This is something I've been pondering for some time now. What, precisely, is hardcore gaming? Most particularly, I observe that it first became a major "Issue" when Microsoft used the term "Hardcore" to describe he Xbox Live userbase at an E3 several years ago.
At this point, I've come to the conclusion that this fanbase was not actually a hardcore group. They were a bunch of casual gamers who just played the same game (or two) a lot.
Basically, a hardcore gamer is someone who plays all kinds of games. RPGs, First Person Shooters, Plaformers, Action/Adventure, Strategy, Fighting, etc. The way Microsoft defined this "Hardcore" userbasee is inaccurate (if you ask me, anyway), as this userbase primarily just plays shooters, and not much else. This, mixed with he aging demographic of gamers, led to "hardcore" games being boiled down to gory shooters, and very little else.

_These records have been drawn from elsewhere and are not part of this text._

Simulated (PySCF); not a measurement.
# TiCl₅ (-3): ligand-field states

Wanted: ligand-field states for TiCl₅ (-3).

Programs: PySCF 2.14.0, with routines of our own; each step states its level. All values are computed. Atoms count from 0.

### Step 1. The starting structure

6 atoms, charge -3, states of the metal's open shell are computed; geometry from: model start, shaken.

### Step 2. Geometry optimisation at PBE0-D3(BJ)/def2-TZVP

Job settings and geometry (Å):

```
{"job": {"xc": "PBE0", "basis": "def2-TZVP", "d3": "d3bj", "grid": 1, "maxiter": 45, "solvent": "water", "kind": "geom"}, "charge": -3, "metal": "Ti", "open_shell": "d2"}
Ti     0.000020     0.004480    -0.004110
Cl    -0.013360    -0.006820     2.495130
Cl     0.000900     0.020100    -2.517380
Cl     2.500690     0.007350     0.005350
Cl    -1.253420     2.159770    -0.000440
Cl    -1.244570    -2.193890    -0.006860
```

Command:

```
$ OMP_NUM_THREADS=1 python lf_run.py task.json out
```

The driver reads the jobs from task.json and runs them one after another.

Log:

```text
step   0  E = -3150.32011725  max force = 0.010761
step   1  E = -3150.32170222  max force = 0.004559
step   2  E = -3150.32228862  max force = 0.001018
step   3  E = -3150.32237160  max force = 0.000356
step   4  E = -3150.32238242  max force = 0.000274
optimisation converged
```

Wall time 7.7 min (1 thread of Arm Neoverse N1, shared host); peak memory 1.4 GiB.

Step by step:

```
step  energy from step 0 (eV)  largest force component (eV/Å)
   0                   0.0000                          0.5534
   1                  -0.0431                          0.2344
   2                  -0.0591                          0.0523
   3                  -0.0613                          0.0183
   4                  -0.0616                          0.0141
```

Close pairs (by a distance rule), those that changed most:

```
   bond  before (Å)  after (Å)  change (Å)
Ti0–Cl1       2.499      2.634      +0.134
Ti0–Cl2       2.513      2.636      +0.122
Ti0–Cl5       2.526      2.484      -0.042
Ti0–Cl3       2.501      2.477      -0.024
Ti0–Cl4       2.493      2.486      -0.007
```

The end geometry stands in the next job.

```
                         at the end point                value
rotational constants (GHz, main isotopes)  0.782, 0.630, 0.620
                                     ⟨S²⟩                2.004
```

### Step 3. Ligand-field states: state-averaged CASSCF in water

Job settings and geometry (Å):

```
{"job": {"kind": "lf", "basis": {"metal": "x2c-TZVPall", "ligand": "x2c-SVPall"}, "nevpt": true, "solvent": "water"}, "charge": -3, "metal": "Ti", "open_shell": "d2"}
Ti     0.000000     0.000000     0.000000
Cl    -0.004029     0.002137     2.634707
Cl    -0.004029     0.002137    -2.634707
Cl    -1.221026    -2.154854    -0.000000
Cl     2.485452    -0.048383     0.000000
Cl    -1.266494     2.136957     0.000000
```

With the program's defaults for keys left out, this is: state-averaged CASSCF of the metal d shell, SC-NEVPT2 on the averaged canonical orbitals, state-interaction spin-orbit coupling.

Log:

So yes, casual party games may spell the end for gory shooters. But that's because casual games have a certain attraction, particularly for people like me. I used to be really into gaming, but now adays, I almost never pick up a controller without someone else being around. Part of it is a genuine lack of interest in playing most console games (because "Hardcore" became that gory first person shooter, instead of any good game with depth to it), and most of it is having a god damned life. Once you have other things to do (such has hanging out with friends and table topping, playing guitar, working, classes, etc.) gaming becomes a more boring form of entrainment. Almost all of the games directed at the "Hardcore" crowd are first person shooters that all play the same, and eventually it becomes a matter of simply ignoring such things.
The only truly satisfying game that I've experienced in a long time is Rock Band 2. It's got that difficulty, but it's also great for pick up and play by yourself and with friends. My personal opinion is that game developers need to stop trying to separate "Hardcore" from casual, because the results of interleaving the two can be pretty damn good.